Peter Eric Rindskopf (July 25, 1942 – October 9, 1971) was an American civil rights lawyer.
The only son of Rear Admiral Maurice H. Rindskopf and Sylvia Lubow Rindskopf, he was born in 1942 in Connecticut.[1] His father, then a lieutenant commander, was serving on the USS Drum in the Pacific Ocean theatre of World War II and did not learn of his birth until three weeks later.[2] He attended New London High School, where he was elected senior class president for the 1959–1960 school year,[3] and graduated as valedictorian.[1] He would go on to Yale University, where he was a member of the Yale Bulldogs swimming and diving team under captain Mike Austin.[4] He completed his bachelor's degree in 1964 and then entered Yale Law School.[1] There, he began his work in civil rights law, through which he met the woman who would become his wife, University of Michigan Law School student Elizabeth Roediger, when they were both on a summer volunteer program in the Southern United States with the Law Students Civil Rights Research Council in 1965; Roediger would later describe it as "love at first sight", and she would frequently travel between Ann Arbor, Michigan, and New Haven, Connecticut, to visit him during the remainder of her time in law school.[5] The two married in 1968.[6]
After his law school graduation, Rindskopf moved to Atlanta, Georgia to join the NAACP Legal Defense and Educational Fund (the "Inc. Fund") as cooperating council, while his wife worked at an Emory University-connected legal organization; the two quickly began making their mark in the civil rights movement.[5] In his short career, Rindskopf represented clients in a number of notable cases, including several before the Supreme Court.[7] One of his appearances before the Supreme Court was for Socialist Workers Party presidential candidate Linda Jenness in Jenness v. Fortson (403 U.S. 431 (1971)) in an unsuccessful challenge to Georgia's ballot access standards.[5] [8]

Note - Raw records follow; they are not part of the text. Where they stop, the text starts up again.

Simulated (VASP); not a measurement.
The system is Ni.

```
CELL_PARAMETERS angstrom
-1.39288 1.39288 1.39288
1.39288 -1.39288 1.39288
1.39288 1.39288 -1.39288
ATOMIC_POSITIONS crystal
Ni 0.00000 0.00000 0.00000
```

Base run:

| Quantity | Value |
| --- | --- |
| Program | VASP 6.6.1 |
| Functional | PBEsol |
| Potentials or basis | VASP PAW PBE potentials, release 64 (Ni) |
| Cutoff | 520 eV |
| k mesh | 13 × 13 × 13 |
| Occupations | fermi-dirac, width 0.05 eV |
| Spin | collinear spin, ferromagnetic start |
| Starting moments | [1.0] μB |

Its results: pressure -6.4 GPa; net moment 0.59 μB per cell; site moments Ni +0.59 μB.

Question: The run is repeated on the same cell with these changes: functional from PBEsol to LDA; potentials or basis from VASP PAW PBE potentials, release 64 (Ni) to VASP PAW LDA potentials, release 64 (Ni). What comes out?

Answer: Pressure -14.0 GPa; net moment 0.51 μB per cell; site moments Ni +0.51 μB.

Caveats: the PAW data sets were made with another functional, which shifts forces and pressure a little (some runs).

Rindskopf also took on some cases relating to the military. In April 1969 he represented Pfc. Dennis Davis, who received an undesirable discharge two weeks before the end of his two-year tour in response to his publication of a clandestine newspaper known as The Last Harass.[9] Later that year he defended Jack K. Riley, an African American soldier stationed at Fort Bragg convicted of distribution of anti-war literature in what he referred to as a "frame-up".[10] In 1970 he defended four more soldiers on similar charges of promoting disloyalty.[11] He represented Vietnam War protester Thomas Jolley before the Board of Immigration Appeals and the Court of Appeals for the Fifth Circuit (441 F.2d 1245 (1971)), unsuccessfully arguing that Jolley, who had renounced U.S. citizenship in Canada after receiving a draft notice and then returned to the United States, should not be subject to deportation.[12]
Rindskopf was driving on Georgia State Route 197 west of Clayton on October 9, 1971 when his car ran off the road and overturned, killing him.[7] He was survived by his parents, his wife, and their nine-month-old daughter Amy Kathryn Rindskopf.[5] His wife bequeathed The Lady with Blue Face, a collage by African American artist Romare Bearden, to the High Museum of Art in Atlanta, Georgia in his memory.[13] [14] She also took over her husband's caseload of more than 100 cases with the Inc. Fund.[5] One of the more notable of these was Gooding v. Wilson (405 U.S. 518 (1972)), a case about fighting words for which Rindskopf had successfully obtained certiorari before his death and which his wife would bring to a successful conclusion.[5] She would go on to remarry and become dean of the McGeorge School of Law in 2002, while daughter Amy followed her parents into legal practice in Boston.[5]